[SOLVED] How to train FLAN-T5 to summarization task with a custom dataset of legal documents in pt-br?

How to train FLAN-T5 to summarization task with a custom dataset of legal documents in pt-br?

So, I would like to create a small proof-of-concept using (already extracted in txt files) +- 4.000 legal text divided in:

2.000 initial petitions / complaints *.txt files
2.000 summaries of each initial petition (txt files too)

PS.: all text files are in brazilian portuguese (pt-br)

So how can I use these txt files to train a new transformer able to generate new summaries (using flan-t5) ?

Solution

I wrote a post and published a Colab about how this, if you want all of the details and code. (Post), (Colab Notebook)

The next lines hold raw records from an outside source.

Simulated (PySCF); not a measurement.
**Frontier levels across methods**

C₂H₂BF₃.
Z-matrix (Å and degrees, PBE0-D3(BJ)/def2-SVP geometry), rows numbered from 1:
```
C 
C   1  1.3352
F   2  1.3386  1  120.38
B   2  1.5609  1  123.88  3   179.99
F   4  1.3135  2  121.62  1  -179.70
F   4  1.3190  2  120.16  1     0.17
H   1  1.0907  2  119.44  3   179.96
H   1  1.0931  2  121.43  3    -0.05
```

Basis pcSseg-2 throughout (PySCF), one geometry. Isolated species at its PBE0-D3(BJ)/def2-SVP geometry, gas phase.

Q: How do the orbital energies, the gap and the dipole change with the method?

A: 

The basic steps that I would recommend are:

Install the adapter-transformers library. (Docs)
Use Flan-T5's tokenizer to convert each example from Unicode to the tokens used by Flan-T5. (Docs)
Fine-tune a set of changes to the weights using LoRA. (Docs)
Merge the low-rank changes back into the original weights.

Another way of doing it would be to fine-tune all of the model weights without using adapter methods, but that takes longer and uses more VRAM, without improving performance noticeably.

Note: Flan-T5 was mostly trained on English text, which means it won't perform as well on other languages.